DETAILED DESCRIPTION OF THE DRAWINGS
[0025] The embodiments herein and the various features and advantageous details thereof are explained more fully with reference to the non-limiting embodiments that are illustrated in the accompanying drawings and detailed in the following description. Descriptions of well-known components and processing techniques are omitted .so as to not unnecessarily obscure the embodiments herein. The examples used herein are intended merely to facilitate an understanding of ways in which the embodiments herein may be practiced and to further enable those of skill in the art to practice the embodiments herein. Accordingly, the examples should not be construed as limiting the scope of the embodiments herein.
[0026] As mentioned, there remains a need for a system and method for determining at least one erroneous segmentation mask from at least one image using a deep learning model. The embodiments herein achieve this by proposing a system and method determining at least one erroneous segmentation mask from at least one image using a deep learning model and using data shapley through datapoint importance assessment. Referring now to the drawings, and more particularly to FIGS. 1 through 7, where similar reference characters denote corresponding features consistently throughout the figures, there are shown preferred embodiments.

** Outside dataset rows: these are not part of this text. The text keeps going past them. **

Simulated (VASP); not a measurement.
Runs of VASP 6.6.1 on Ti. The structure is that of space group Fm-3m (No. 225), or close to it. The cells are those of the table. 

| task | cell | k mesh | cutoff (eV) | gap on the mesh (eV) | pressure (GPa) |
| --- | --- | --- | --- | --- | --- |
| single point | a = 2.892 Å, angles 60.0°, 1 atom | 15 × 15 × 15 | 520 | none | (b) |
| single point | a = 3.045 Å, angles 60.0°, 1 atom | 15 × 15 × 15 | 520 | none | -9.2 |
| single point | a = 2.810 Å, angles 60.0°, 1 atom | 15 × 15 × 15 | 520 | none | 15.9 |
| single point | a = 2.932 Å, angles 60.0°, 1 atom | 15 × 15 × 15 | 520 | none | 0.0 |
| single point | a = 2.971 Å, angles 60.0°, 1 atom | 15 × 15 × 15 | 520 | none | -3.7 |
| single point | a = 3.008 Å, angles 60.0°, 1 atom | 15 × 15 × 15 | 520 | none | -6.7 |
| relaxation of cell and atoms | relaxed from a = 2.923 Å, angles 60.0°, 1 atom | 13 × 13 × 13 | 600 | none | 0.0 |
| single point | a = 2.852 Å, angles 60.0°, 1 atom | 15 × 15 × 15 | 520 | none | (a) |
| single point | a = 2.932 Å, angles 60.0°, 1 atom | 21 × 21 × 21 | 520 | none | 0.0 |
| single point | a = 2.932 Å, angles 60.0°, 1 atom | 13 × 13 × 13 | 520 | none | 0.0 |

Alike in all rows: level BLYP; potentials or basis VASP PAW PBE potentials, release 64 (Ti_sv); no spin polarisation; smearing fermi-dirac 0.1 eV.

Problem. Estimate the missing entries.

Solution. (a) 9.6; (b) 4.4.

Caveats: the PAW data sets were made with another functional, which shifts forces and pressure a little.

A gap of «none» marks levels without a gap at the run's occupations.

[0027] FIG. 1 illustrates a system for determining at least one erroneous segmentation mask from at least one image using a deep learning model in according to some embodiments herein. The system 100 includes an image capturing device 102 and a server 104. The server 104 may be a handheld device, a mobile phone, a kindle, a PDA (Personal Digital Assistant), a tablet, a music player, a computer, an onsite/remote server, an electronic notebook or a smartphone. The image capturing device 102 is communicatively connected to the server 104 through network 106. The network may be wired or wireless network. The image capturing device 102 may be at least one of a camera, IR camera, thermal camera, night vision camera, optical sensor, mobile phone, Smartphone, or any kind of imaging device.
[0028] The image data receiving module 110 receives an image captured by the image capturing device 102 through the network 106.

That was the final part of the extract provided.